Creating New Zealand's first local hit involved a lot of trial and error, as a company best known for making radios grappled with how to make records. Sixty-six years later Neil Finn visited musician Jim Carter, whose Hawaiian-style guitar is part of the magic of the original 'Blue Smoke' track. Finn "gently persuaded" Carter to help him record a new version on a laptop in just a few hours. Alongside newsreel shots of WWII soldiers, this evocative clip features footage of two musicians from different generations sharing memories, and making music about saying goodbye.
This single for Mint Chick Kody Nielson's solo project possibly takes its name from the music-hating creatures in Beatles movie Yellow Submarine, or a Balinese mushroom with mind-altering properties. Or both. Director Sam Kristofski's video for this shimmering neo-60s pop song — captioned a "Sci-Fi-Delic Experience" — is in the ‘hipster surrealist’ mode (typified by Spanish collective CANADA). Model Zippora Seven hikes in the woods, overseen by a golden Buddha with laser beam eyes worthy of Flash Gordon. The trippy animation is by Daniel Foothead.
A young, blonde and big-haired (it was the early 80s) Jordan Luck and his fellow band members hang out in Auckland's old Leopard Tavern for this sing-along classic. Model Debra Mains — star of a number of DD Smash videos of the time — smoulders as the spurning lover. A rest-home of elderly extras join in for the famous chorus. The dial phone looks positively pre-industrial. The song was voted number 89 in the APRA Top 100 New Zealand songs of all time; the Dance Exponents' debut studio album Prayers Be Answered stayed in the charts for a year.
The career of TV infomercial queen Suzanne Paul took an unlikely turn in 1994 when she reinvented herself as a dance music diva (although the steps in question seem to be more inspired by line dancing). Paul told Metro magazine she did it to demonstrate she was more than "the intense over the top woman who sold things on television". Audio samples of her TV sales pitches — "1000s of luminous spheres" — blend in surprisingly well with Pitch Black member Paddy Free’s music (Boh Runga contributes vocals). The video was shot at the Staircase Nightclub on K Road.
A simple performance-based video for this perfect south seas pop song. Craft-work decorates the frames, and the flickering moody street scenes look genuinely artful but were apparently caused by a camera jam in the clockwork Bolex used to shoot the clip. The video was filmed in London and edited at TVNZ Christchurch.

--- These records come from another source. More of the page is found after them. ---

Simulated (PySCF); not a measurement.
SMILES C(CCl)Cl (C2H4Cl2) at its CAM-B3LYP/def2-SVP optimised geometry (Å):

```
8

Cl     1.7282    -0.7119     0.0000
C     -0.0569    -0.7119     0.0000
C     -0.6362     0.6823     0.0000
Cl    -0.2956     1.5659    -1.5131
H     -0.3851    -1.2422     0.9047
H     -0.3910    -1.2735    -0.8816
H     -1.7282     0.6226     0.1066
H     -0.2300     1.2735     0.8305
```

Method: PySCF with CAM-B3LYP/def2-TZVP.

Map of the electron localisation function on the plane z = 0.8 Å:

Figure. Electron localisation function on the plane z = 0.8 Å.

Before forming When The Cat’s Away, Debbie Harwood collaborated with Johnny Bongo (John Quigley) on this one-off project which won them Most Promising Group at the 1987 NZ Music Awards. The music video was funded by Harwood with money earned from waitressing. Director Jed Town (of Fetus Productions) keeps his palette very aqua but resists the temptation to get more literal with the subject matter, instead opting for layers of abstract watery textures to frame Harwood’s vocals (although a brief glimpse of a gnashing shark hints at Town's more macabre side).
This performance by Hello Sailor was recorded by TVNZ in Christchurch, at the Civic Theatre in Manchester Street. Singer Graham Brazier (who passed away in September 2015) is said to have written the classic song about love, destruction and hurt in 15 minutes. It was a last minute addition to the band’s debut album (and their second Top 20 single of 1977, reaching number 13). 'Blue Lady' was later considered as a possible theme song for an Australian police show. It would have been a strange choice: this Blue Lady came from the wrong side of the tracks. It was junkie slang for a hypodermic syringe.
"Things are not always the way they should be", sings Steve Gilpin in 'Blue Day', from Mi-Sex's 1984 album Where Do They Go. Reaching number 24 in Australia and 36 in NZ, it was their last charting single before the band broke up; it's also on the APRA Top 100 NZ Songs list at number 54. The band plays on a darkened studio set, a strong neon-blue visual style complementing the soft, haunting keyboard intro. Artificial light suggests the day outside; pushed up jacket sleeves and genie pants are an unmistakable reminder of mid-80s fashion.
This dense, swirling number from Look Blue Go Purple’s first EP provides a more jaundiced view of the tale of the faithful Penelope waiting 20 years for Odysseus to return from the Trojan War. The video, directed by Pat O’Neill, is another example of a Dunedin band celebrating its local environment, and features LBGP driving a classic Borgward Isabella in and around Hoopers Inlet on Otago Peninsula, intercut with a performance from a mask party at The Oriental Tavern (with a rare on-camera appearance by Dunedin music identity Roy Colbert – in an ape’s mask). [This video is made available by The Film Archive]
In this charming clip Look Blue Go Purple show they know how to do video clip clowning around as well as the Flying Nun menfolk. It features the Nun trademark grainy imagery, and a touch of Len Lye-style film scratching. Not surprisingly for a song called 'Cactus Cat', there are lots of shots of cactuses and cats, both real and animated. Assorted early Flying Nun luminaries make guest appearances, including a young Robert Scott. Watch out for the so-not-LA Dunedin take on the handbag dog.